In my humble and long-held opinion, Altai is not far enough or closer to North Pole; Aryans hailed from Arctic regions (Don't know Siberia or Scandinavia, more that 75 deg. North). Sun is also described as revolving like a wheel in the sky ('chakravat' - like a wheel - it went round the axis for seven months never setting in the process). Aryans knew prolonged thirty-day dawns (thirty sisters), of course visualised them as Sun's wives also. They were afraid of long dark Arctic nights of upto three months, and performed Ashwamedha (horse) sacrifice and other Soma sacrifices to strengthen Indra's horse that he may be able to rescue the sun from the dungeons where the demons of darkness had imprisoned him. The Zoroastrian Avesta (and Ahur Mazda) says that a person who dies in long night should be kept in a trench till the sun rises again when his/her last rights should be conducted. Bheeshma in Mahabharata also waited for the sun to be in ascendence when he chose to die (he had been given a boon to be able to choose the time of his death).
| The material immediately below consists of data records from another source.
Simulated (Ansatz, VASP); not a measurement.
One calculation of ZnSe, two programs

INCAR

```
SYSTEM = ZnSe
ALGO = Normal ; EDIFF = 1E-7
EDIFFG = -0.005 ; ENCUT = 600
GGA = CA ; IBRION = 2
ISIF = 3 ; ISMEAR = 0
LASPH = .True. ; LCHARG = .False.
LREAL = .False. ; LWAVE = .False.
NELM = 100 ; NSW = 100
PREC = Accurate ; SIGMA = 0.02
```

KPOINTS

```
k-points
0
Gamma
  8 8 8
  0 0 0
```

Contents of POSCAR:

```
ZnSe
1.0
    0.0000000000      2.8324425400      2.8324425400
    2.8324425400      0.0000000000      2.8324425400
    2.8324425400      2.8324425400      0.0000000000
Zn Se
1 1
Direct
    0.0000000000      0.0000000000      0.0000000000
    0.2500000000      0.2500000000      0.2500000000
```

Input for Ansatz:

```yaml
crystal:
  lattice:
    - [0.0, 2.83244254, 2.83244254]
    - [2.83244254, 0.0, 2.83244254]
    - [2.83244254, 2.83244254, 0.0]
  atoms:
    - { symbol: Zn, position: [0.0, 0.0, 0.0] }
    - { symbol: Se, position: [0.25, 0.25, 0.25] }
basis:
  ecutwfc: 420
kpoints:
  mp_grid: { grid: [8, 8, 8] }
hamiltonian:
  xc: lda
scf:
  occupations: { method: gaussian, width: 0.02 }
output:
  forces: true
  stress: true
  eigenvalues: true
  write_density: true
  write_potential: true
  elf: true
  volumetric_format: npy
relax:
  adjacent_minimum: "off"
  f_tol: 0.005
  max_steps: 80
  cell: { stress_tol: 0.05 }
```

sorry bro, but the Griffith translations are complete garbage. I have talked to many people fluent in Sanskrit and they have told me that his translations are way off, and in many cases racially motivated (typical of an European Indologist).
aupmanyav
June 13, 2007, 09:40 PM
At least it tries for a translation, what Swami Dayanand and Aurobindo do is mutilation.
adren@line
June 13, 2007, 10:04 PM
Im not very familiar with those translations. Whats wrong with them?
premjan
June 14, 2007, 03:47 AM
Altai is recommended mainly for its descriptions of Mount Meru - as the Altai Tagh are also known as the Golden Mountains. The stories in the Vedas were probably a synthesis of the experiences of multiple related cultures, some probably from nearer the north pole.
aupmanyav
June 14, 2007, 09:38 AM
One very important characterstic of Meru - not vedic but Mahabharata/Surya Siddhanta/Bhaskaracharya (i.e., early last millenium) - A day of six months and a night of six months. Arjuna is reported to have visited Mount Meru.
premjan
June 14, 2007, 09:49 AM
That mount meru is simply an astronomical abstraction as no real mountain could satisfy those conditions. But the mountain is also said to have been golden-colored, and so are the Altai.
aupmanyav
June 14, 2007, 01:55 PM
All snow covered mountains in rising or setting suns are golden (kangchenjunga). Of course, Arctic does not have mountains.
Philippe*
June 14, 2007, 05:57 PM
I have read the Secret of the Veda and the Hymns of the mystic fire from Sri Aurobindo. I am sceptic not only about the technical part but also about the poetic and spiritual aspect of the translations from European scholars of the XIXth century. I have a full translation in French from the XIXth, but it isn't reliable, another better recent translation from Jean Varenne but there are just parts not the whole. In English you can find interesting materials about the Vedas on vedah.com.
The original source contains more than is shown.